Thursday, 10 March 2011

Goodbye Bavaria

This is probably the photo I liked most of all from Michael's visit, so I decided to revisit it in the final blogpost. After this one, I'll be going back to my dry, unread travel blog talking about the minutiae of living in Bavaria. You can hardly wait, can't you? Ella and Louis took to Michael like he was one of the pack. He's always had a way with dogs, and this was no exception.

Here's Michael in front of the Mariensäule. He saw copies of the mythical beasts that you find at the base of the column in the München Stadtmuseum and was thrilled to see the originals here.

His last full day here, we finally went down to the Marienplatz and watched/listened to the Glockenspiel go off. Here's a Youtube video, so you can feel like you're there: with us at the Glockenspiel

The photo without the flash made the train station brighter, but this was a nicer photo of Michael. Here he is about to board the Lufthansa Bus, which'll take him back to the airport. #brotherstrip was an undisputed success, but he at this point he misses his family monumentally. Let's not make it another 37 years till you come back again, yeah?

Tuesday, 8 March 2011

Going to Karneval!

We took the opportunity of Michael's visit to go to Cologne for the Carnival, or as they write it Karneval. Normally, this blog is all about Bavaria, but this was an understandable exception.

So here we are waiting for the Geisterzug (ghost parade). The way it was explained to me was that the big parade on Rosenmontag was cancelled in 1991 because of the first Gulf War. The people were so upset by this that they had an impromptu parade dressed as zombies and ghosts. Since then, it's become a part of the week's festivities, and we luckily got there just in time to watch it.

On the way home on the first night, we found drummers in the underground. You can see Michael dancing in the hamburger hat behind the others.

The best photo of the Cathedral had Michael in front of it. Nice, eh? We really were fortunate with the sunshine while we were in Cologne.

Had to show this, because I love the perspective of the clowns both in the foreground and the background. These guys had to walk so many hours in these cooking costumes. Certainly working for a higher cause.

This sad clown was included, because he so seriously wasn't feeling it this day. Must've been too many Kölsch beers the night before. Or that morning.

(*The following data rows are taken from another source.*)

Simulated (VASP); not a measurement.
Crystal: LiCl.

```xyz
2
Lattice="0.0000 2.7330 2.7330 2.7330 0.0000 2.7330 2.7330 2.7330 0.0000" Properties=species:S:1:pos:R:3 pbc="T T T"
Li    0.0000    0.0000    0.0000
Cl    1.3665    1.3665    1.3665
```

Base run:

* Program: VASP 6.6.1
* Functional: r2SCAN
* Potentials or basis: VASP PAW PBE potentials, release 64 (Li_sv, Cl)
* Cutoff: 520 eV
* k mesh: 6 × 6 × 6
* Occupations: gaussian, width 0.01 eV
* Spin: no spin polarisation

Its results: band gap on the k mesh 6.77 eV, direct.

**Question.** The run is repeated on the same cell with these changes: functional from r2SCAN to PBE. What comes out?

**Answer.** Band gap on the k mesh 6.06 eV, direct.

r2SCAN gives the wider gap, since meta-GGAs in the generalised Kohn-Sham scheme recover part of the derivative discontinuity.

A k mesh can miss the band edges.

Really not sure what this is all about, but the German talks about a duet. So it's papier-mâché French and German sausage rolling on the ground with one another, and I assume it's symbolic for cultural understanding. We saw some odd things during Carnival, but this might've won the weirdness contest.

Michael loves hippos, so here he is in front a hippo float. You should've seen his smile when this one came round the corner.

Took quite a few photos of the exterior of the cathedral, but this one from inside was the one I liked the most. We learned plenty about the history of the site and the development from a relatively simple church to one of the most famous structure's in the world. Here's some information if you're interested: Cologne Cathedral.

Michael with the bells of the Cologne Catherdral. There were cards that we could've purchased that proved we made it this far, but this photo seems to have done the same thing. We were there. #Winning.

After all of the faux hedonism over the weekend, it was nice to see a statue of Pan. This was my favourite photo of the trip.

Friday, 4 March 2011

top of Germany to the depths of Augustiner

This was the Zugspitzbahn, which we rode almost to the top of the Zugpitze. Thanks to the transportation museum, I learned all about the technology that makes this possible. Not going to bore you with the details, but it is rather interesting that this train's been running like this since the early 20th Century.

This is Michael looking out at the summit of the Zugspitze. Although he was very impressed and kept talking about how much he enjoyed it for the next several days, it was a bit too cold and windy for him up there. We had to get back inside and quickly.

The border with Austria runs right across the top of the mountain, so here's Michael standing with my friend Jeff before they stroll into Austria. There's a restaurant from each country up there, but we'd had so much German food over the last few days. We decided to dine with the Austrians. It was a great choice. Not only was it delicious, but here was our view:

Don't ever let it be said that Michael isn't willing to try new things. Especially when the new things include new varieties of Strudel. This is Mohnstrudel (poppy seed) and Topfenstrudel (a bit like a mix of batter and less-sweet cheesecake). He certainly prefers Applestrudel, but these were a nice change of pace.

He would've gone straight to the dessert, but ate a huge plate of a meat selection beforehand. Michael desperately wanted to order Apple Strudel again, but I convinced him to try something new. If you read the ingredients and how it's prepared (Dampfnudel), you'll understand immediately that Michael loved it.

This was the Augustiner Keller where we had a fantastic meal. Michael was thrilled to eat down there, and he informed me that this was definitely something he wouldn't have wanted to miss.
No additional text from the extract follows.